Oven roasted Italian herb chicken
This recipe is honestly very delicious. Once roasted, the skin on the bird is super crunchy, while the inside meat stays moist and juicy.
If you'd like to make this recipe using a crock pot, you can. Just follow the instructions, then slowly cook your chicken on low for about seven to eight hours, or on high for half the time.
- 1 whole chicken
- ½ teaspoon of thyme
- ½ teaspoon of rosemary
- ½ teaspoon of oregano
- ½ teaspoon of basil
- ½ teaspoon of black sesame seeds
- ½ teaspoon of white sesame seeds
- 1 teaspoon of garlic powder
- ½ teaspoon of onion powder
- ½ teaspoon of smoked paprika
- ½ teaspoon of seasoning salt
- 1 teaspoon of freshly ground black pepper
- 2 tablespoons of olive oil
- ½ cup of water, for the roasting pan
- 2 tablespoons of butter for the pan
In a spice dish, add a half teaspoon of thyme, a half teaspoon of rosemary, a half teaspoon of oregano, a half teaspoon of basil, a half teaspoon of smoked paprika, a half of a teaspoon of black sesame seeds, a half of a teaspoon of white sesame seeds, one teaspoon of garlic powder, a half teaspoon of onion powder, a half teaspoon of seasoning salt, and one teaspoon of freshly ground black pepper. Combine well. Set aside.
Brush or rub the olive oil over your whole chicken and underneath the skin of the chicken's breast.
Now, sprinkle the seasoning mix all over the exterior and inside cavity of your chicken. Then transfer it to a 9x13 inch dish. Add one-half cup of water and two tablespoons of butter to the inside of the pan.
Cover with a lid, or place aluminum foil over the pan. Then transfer it to your oven. Roast for about one hour in a 375 degrees F oven.

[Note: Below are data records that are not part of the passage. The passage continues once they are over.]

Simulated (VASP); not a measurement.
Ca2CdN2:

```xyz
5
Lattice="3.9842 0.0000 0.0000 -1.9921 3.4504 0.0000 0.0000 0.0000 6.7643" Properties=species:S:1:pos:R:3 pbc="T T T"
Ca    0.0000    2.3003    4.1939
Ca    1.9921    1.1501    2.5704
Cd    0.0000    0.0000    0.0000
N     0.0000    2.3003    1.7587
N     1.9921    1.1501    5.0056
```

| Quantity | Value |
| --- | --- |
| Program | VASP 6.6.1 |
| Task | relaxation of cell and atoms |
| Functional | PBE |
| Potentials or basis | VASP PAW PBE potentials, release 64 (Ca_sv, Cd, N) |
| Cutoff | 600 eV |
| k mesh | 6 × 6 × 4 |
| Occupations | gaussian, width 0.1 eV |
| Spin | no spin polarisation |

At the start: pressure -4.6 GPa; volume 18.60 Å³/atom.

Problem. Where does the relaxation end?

Then take the lid off the pan. Finish cooking for about ten minutes, or until the chicken juices are clear and the skin on your chicken has browned.
Once the chicken is finished roasting, allow it to sit in its juices for fifteen minutes before carving the meat. Serve and enjoy!
The roasting time may vary depending on different sized chickens.